A rectangular block has dimensions 5 cm by 6 cm by 7 cm and is gently lowered into a cylindrical vessel of radius 6 cm containing a liquid. As a result, the level of the liquid in the cylinder rises by 4 cm. Assuming no overflow, what is the volume of liquid displaced in cubic centimetres?

Introduction / Context:
This problem connects volume displacement with a rise in liquid level inside a cylindrical vessel. When a solid block is lowered into the liquid, it displaces some liquid, causing the liquid level to rise. The extra liquid level, combined with the cross sectional area of the cylinder, directly gives the volume of liquid displaced, regardless of the detailed shape of the block.

Given Data / Assumptions:

• Cylindrical vessel radius R = 6 cm.
• Initial liquid level is not needed explicitly.
• Rise in liquid level after block is inserted = 4 cm.
• No overflow of liquid occurs.
• We are asked for the volume of liquid displaced in cubic centimetres.

Concept / Approach:
In a right circular cylinder, the volume corresponding to a small change in height is equal to the base area multiplied by that change in height. The base area of a cylinder is:
Base area = π * R^2. If the height increases by h, then the additional volume is:
Volume displaced = π * R^2 * h. Here, R and h are given, so we can compute the displaced volume directly.

Step-by-Step Solution:
Step 1: Compute the base area of the cylindrical vessel. Base area = π * R^2 = π * 6^2 = π * 36. Step 2: Use the rise in height of the liquid. Rise in level h = 4 cm. Step 3: Compute the volume displaced. Volume displaced = base area * rise = π * 36 * 4. Volume displaced = 144π cubic centimetres.

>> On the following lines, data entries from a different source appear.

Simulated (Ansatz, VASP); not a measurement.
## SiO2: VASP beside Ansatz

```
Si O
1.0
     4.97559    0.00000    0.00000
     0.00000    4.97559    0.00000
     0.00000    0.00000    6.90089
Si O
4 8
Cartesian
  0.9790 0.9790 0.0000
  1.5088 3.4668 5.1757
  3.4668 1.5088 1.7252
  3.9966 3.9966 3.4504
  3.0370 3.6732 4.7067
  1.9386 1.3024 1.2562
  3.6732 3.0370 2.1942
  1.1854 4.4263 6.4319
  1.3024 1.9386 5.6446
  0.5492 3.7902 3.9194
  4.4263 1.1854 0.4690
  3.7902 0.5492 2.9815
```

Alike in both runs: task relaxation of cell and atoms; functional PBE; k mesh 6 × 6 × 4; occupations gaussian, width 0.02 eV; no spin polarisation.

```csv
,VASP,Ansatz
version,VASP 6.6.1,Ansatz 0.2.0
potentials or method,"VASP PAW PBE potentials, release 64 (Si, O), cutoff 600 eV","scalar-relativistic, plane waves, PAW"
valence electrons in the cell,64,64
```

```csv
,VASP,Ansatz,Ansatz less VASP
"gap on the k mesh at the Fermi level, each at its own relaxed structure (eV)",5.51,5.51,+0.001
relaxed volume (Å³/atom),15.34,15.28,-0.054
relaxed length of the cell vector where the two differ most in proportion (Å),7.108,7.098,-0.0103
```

Verification / Alternative check:
If we approximate π as 22 / 7, the volume becomes 144 * 22 / 7 = 3168 / 7 ≈ 452.6 cm^3. This is a reasonable volume for a modest rise of 4 cm in a vessel with radius 6 cm. The presence of the rectangular block in the problem statement simply provides the physical cause of the displacement but does not change the computation based on the cylinder geometry and the observed rise in liquid level.

Why Other Options Are Wrong:
72π corresponds to only half the correct rise in liquid level and would match a 2 cm increase instead of 4 cm.
108π corresponds to three quarters of the correct displaced volume and would result from using an incorrect height or radius.
216π and 288π are larger volumes that would require a greater rise in liquid level or a larger radius than given in the problem.

Common Pitfalls:
A common mistake is to attempt to use the dimensions of the rectangular block directly, rather than focusing on the observed rise in the cylinder. While Archimedes principle states that the volume of displaced liquid equals the volume of the submerged part of the block, the easiest route here is to work with the cylinder geometry. Another pitfall is forgetting to square the radius when computing the base area or miscalculating 6^2 as 12 rather than 36.

Final Answer:
The volume of liquid displaced in the cylindrical vessel is 144π cubic centimetres.